Photo: Simone D. McCourtie / World Bank

STORY HIGHLIGHTS
  • Significant increase in World Bank Group’s climate financing
  • More funds to help countries adapt to and mitigate impact of climate change
  • Special meeting in Lima on climate shows real progress on financing

World Bank Group President Jim Yong Kim yesterday announced a major increase in the Bank Group’s financing to help countries combat climate change by building low carbon and resilient development.

The Bank’s President has announced the institution will increase its climate financing to potentially $29 billion a year by 2020, with the support of its members.

The announcement came at a special meeting of finance ministers from around the globe, hosted by France and Peru, on the sidelines of the Annual Meetings of the World Bank Group-IMF in Lima, Peru.

And it comes just about two months before this year’s COP21 conference in Paris, the international climate talks. In Paris, countries are expected to agree on negotiated text to work on financing issues, including the 2009 Copenhagen commitment for $100 billion a year for developing countries by 2020.

The Lima meeting, the first and last meeting of finance ministers ahead of Paris, saw real progress towards meeting that goal with all multilateral development banks making commitments on financing.  

Ahead of Paris, countries have been lodging their national plans to tackle climate change – with the plans officially called the Intended Nationally determined Contributions (INDCs). Those national plans spell out countries’ efforts to bring down greenhouse gas emissions and adapt to a rapidly changing climate.

And they clearly signal developing countries’ need for more resources to help address the challenges of climate change.


" We are committed to scaling up our support for developing countries to battle climate change, as we move closer to Paris, countries have identified trillions of dollars of climate related needs. The Bank, with the support of our members, will respond ambitiously to this great challenge. "
Jim Yong Kim, President, World Bank Group

Jim Yong Kim

World Bank Group President

To date, about 21 percent of the Bank Group’s funding is climate related. Under the plans, that could rise to 28 percent in 2020, representing a one third increase in climate financing. Today, the Bank Group’s average direct financing for climate totals about $10.3 billion. So if current financing capacity is maintained, this would mean an increase to $16 billion in 2020.

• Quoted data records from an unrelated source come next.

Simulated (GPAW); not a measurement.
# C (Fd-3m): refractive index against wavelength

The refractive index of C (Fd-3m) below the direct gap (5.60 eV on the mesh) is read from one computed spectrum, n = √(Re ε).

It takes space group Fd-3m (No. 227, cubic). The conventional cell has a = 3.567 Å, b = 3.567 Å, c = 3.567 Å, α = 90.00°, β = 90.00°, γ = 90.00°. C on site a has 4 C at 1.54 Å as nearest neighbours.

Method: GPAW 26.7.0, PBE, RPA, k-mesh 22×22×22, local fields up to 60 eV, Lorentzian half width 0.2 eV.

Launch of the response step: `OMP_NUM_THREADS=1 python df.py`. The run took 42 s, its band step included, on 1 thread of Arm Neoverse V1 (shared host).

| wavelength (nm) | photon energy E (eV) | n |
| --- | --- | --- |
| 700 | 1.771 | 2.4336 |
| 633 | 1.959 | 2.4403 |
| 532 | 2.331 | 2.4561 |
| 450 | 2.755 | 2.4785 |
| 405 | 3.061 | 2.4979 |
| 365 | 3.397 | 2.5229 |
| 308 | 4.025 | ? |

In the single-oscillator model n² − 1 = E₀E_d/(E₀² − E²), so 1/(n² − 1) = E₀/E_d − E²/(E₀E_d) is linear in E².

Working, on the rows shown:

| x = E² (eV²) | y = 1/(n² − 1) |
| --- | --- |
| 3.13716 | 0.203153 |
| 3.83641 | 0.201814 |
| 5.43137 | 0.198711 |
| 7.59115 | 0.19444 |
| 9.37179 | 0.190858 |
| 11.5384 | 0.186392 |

The Bank Group also plans to continue current levels of leveraging private co-financing for climate related projects. At current levels, that could mean up to another $13 billion a year in 2020. So with the leveraging and direct financing together that represents an estimated $29 billion.

The investments will boost support for renewable energy and energy efficiency, climate-smart transport solutions, resilient cities, the restoration of degraded forests and landscapes, enhanced water security, and agricultural practices.

In making his announcement, the Bank President called the financing of climate action a “collective challenge….we all know that country needs for ending extreme poverty and boosting shared prosperity and combatting climate change are enormous.”

Together he said everyone had to find ways to respond to the expected rising demand.

Ahead of the Paris talks, the Bank Group has called on leaders to show real political ambition, saying the meeting represents a critical opportunity to galvanize political will for urgent action. 

“We need a strong Paris agreement with a financial package. We believe there is a credible pathway to provide developing countries with $100 billion a year promised in climate financing by 2020,” said the Bank Group’s Vice President and Special Envoy for Climate Change, Rachel Kyte. “Much of that $100 billion is already flowing with the multilateral development banks – including the World Bank Group – playing a key role.”

“The Bank Group’s commitment to be an even stronger actor and conduit of climate finance, together with similar commitment made by every other President of every other regional development bank, shows that the multilateral development banks over the next five to six years will continue to be an extremely important part of the solution for low carbon growth and resilient development,” she said.

As a group, the multilateral development banks contribute 40 percent of the $57 in climate flows and mobilized private finance, according to the OECD. The OECD says the Bank Group provides over 40 percent of the contributions by the MDBs.